Not only is the Bioshock trilogy a pioneer of gameplay- mixing elements of survival horror,
RPGs, and FPS games, but it's also flaunts a level of intellectual sophistication rarely
seen in games. Welcome
to this special episode on The Philosophy of Bioshock. Oh, and we're skipping the
second one.
“Who is John Galt?” Is the cryptic question posed in Atlas Shrugged, the most famous book
by Russian born thinker Ayn Rand. Similarly, “Who is Atlas?” posters adorn the walls
of Rapture—transforming the original question of Rand's work.
In the book, John Galt, engineer, genius, and heartthrob, encourages a strike of the
mind, where all the world's industrialists are encouraged to leave their roles in an
ever increasingly controlling, regulated, and rule driven world.

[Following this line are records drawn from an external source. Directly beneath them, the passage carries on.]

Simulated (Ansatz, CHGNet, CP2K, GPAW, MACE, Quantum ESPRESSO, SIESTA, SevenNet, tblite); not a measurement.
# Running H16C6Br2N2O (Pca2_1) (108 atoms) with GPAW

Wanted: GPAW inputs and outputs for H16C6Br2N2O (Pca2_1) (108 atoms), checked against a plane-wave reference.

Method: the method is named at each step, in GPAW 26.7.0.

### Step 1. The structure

Frustrated with the inefficiency of Socialism, and it's lack of care for the individual
and their hard work, Galt retreats to Galt's Gulch to shut down the industrial motor of
the world.
The original Bioshock takes place in Rapture, a digital homage to Galt's Gulch, in which
all the world's best minds were brought together undersea by one man- Andrew Ryan.
The names Andrew Ryan is effectively an anagram for “Ayn Rand” (Well. More or less.)
Andrew Ryan's political philosophy is lifted right from Rand's concept of “objectivism.”
Objectivism is a sort of guide to living a worthy life—its main tenants are: reality,
reason, self-interest and capitalism.
Basically, Rand believes that Reality is concrete and objective—there's no point in talking
about the mystical, divine, and supernatural as guiding forces for humanity—actions should
be determined solely on the basis of intellect. An easier way to say this is: Ayn Rand is
an atheist.
And apparently so is Andrew Ryan:
Ryan: I believe in no God – no invisible man in the sky. But there is something more
powerful than each of us: a combination of our efforts, a Great Chain of industry that
unites us.
Andrew Ryan serves as a mouthpiece for Rand's condemnation of coercive governments in favor
of a society based in belief that coercive government policies violate people's autonomy.
Her reaction is an ethics if egoism or radical self interest. Objecivism. It holds that people
ought to work hard to achieve happiness in their own lives, work hard, and not treat
others are mere means to an end.
Andrew Ryan's Monologues might as well have been lifted directly from Rand's work:
Ryan: Though my physical defenses fall, you'll not defeat me. My strength is not in steel
and fire, but in my intellect and will. You hear me, Atlas? Andrew Ryan offers you nothing
but ashes! In the end, all that matters to me is me. And all that matters to you is you.
It is the nature of things.
Rapture was founded under the belief that the communist parasites in the world above
were freeloaders that stole, violated, and unjustly took from the captains if industry.
Ryan was tired of working and not getting what he deserved—just like Galt.
Ryan: “No,” says the man in Washington, “It belongs to the poor.” “No,” says
the man in the Vatican, “It belongs to God.” “No,” says the man in Moscow, “It belongs
to everyone.” I rejected those answers.
Also like Ryan, Rand was a proponent of Laissez-faire capitalism or, the idea that a good government
exists only to protect individual rights, and stays out of people's personal lives
and the market.
Similarly, in the world of Rapture, The plasmid market is severely under regulated—the belief
is that the unfettered market provides the best options for consumers.
Ryan (tape): There has been tremendous pressure to regulate this plasmid business. There have
been side effects: blindness, insanity, death. But what use is our ideology if it is not
tested? The market does not respond like an infant, shrieking at the first sign of displeasure.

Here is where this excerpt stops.